Regulatory update - Insurability and uninsurability

Regulatory update - Insurability and uninsurability
The increasing frequency of devastating and even catastrophic events has given rise to a worldwide debate on the role of insurers in helping to manage the risks and losses of those insured or seeking insurance.

The increasing frequency of devastating and even catastrophic events has given rise to a worldwide debate on the role of insurers in helping to manage the risks and losses of those insured or seeking insurance.

The debate starts at the level of the policyholder in physically managing their risks by designing and locating buildings and securing their properties against climate-related events. This need not be done in isolation. Insurers are increasingly using their loss-related data and technology to assist their clients and potential clients. However the competition authorities need to allow insurers to aggregate their risk data to greater effect.

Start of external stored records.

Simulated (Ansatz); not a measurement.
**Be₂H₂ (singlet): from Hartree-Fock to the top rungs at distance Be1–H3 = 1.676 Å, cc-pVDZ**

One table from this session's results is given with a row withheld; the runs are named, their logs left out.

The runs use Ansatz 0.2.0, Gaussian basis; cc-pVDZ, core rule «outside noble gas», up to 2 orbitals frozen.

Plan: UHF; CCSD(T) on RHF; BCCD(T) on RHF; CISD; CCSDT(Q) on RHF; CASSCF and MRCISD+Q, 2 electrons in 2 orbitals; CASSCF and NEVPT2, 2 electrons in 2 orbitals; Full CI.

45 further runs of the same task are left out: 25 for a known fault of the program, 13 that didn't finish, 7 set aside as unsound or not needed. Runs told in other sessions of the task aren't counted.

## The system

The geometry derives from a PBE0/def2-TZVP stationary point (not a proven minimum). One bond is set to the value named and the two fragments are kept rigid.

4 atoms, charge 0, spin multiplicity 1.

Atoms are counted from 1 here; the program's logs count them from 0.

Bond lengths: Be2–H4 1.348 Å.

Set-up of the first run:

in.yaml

The insurance industry is dealing with the issue because corporations are increasingly seeking ways of managing their risks other than through conventional insurance. The recent expanded demand for captive insurance is a good example. Jurisdictions around the world are responding to this demand. However captive insurance does not take the issue outside the insurance sphere. Captives are highly depend on reinsurance.

A recent phenomenon is insurance-linked securities, which are financial instruments and not insurance policies. These instruments enable investors to invest in the outcomes of a number of policies covering low probability but high loss risks, such as natural disasters. These investments also rely on the active role of reinsurers. Although risky, the returns for the investors are high if no catastrophe events occur before the maturity date of the investment. If such events occur, insurers have access to additional funds to pay claims.

None of the solutions can meet the extent of the risks entirely. The reliance on reinsurance is essential because reinsurance companies can spread their catastrophe risks. The risks can be spread over a large number of policies, a wide variety of insured perils, and a number of geographic areas in which the risks are run.

Although the frustration of the insuring public is understandable, the nature of insurance has to be recognised. Insurers, reinsurers and investors are commercial and not social entities. No-one will invest in an insurer or reinsurer, nor will a regulatory authority permit risk carriers, that are not generating profits rather than losses. The insurance industry does not indemnify risks without pooling risks. Bearing catastrophe risks is no different from any other risks. Prudent underwriting is required. It also does not help if, as is happening in some catastrophe-struck states in the USA, regulators oblige insurers to take on certain unacceptable risks, or not to increase premiums. That does not create a sustainable insurance industry.

Catastrophe risk can be covered at a price, but the price itself has to be commercially acceptable. High prices that drive more people out of the market are of no use to anyone. Risk management is everyone's problem.